Antiquities of the Jews, 17.2.4

Augustus was an emperor, not a king. While it was Augustus who ordered the census, he delegated the actual work to others. While it were the governors would took the actual census, they did so on the territory of someone else. The Jews lived on Herod the Great’s territory. Or should I call him Herod the Paranoid?

On this page -click- I’ve shown great Messianic expectations caused  stress, later riots and after Herod’s death war. That expectation was fueled by a prophesy that Herod’s kingdom would fall. The Messiah comes from the lineage of David. Herod wanted a list of all those people, who he considered his enemies. That way he could monitor them and take action when they started to show some kind of leadership.
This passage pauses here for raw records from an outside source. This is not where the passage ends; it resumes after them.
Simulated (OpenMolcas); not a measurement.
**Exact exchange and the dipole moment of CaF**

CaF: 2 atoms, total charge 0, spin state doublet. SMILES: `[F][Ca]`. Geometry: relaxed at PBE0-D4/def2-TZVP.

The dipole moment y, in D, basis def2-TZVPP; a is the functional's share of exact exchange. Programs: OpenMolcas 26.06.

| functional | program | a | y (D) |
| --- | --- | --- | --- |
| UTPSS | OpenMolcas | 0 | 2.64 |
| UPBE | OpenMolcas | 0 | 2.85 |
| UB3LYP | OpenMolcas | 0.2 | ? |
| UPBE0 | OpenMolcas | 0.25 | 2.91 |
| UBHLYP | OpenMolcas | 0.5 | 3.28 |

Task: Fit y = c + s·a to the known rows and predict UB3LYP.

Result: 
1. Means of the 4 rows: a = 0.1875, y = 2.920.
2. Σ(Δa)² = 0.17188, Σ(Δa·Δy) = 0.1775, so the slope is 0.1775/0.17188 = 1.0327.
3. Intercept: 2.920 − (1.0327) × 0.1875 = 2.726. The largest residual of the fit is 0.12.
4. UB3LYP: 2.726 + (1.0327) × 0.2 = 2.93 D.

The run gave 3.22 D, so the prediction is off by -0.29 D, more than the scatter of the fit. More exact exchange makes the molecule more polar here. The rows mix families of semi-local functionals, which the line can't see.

When the three kings told the Messiah was born a short while ago in a certain town he ordered to kill all the baby boys in that town. He simply wanted to blot out the all messianic prospects that could take his kingdom.


So Herod likely tweaked Augustus’ command to take a census by taking the opportunity to also register people from the lineage of David. It were two censuses. People had to give their approval for Augustus becoming “Father of the fatherland” and Herod added a second census to figure out who the descendants of David were.


Possibly that also included women because they could become queen. Queen Esther is an example of that.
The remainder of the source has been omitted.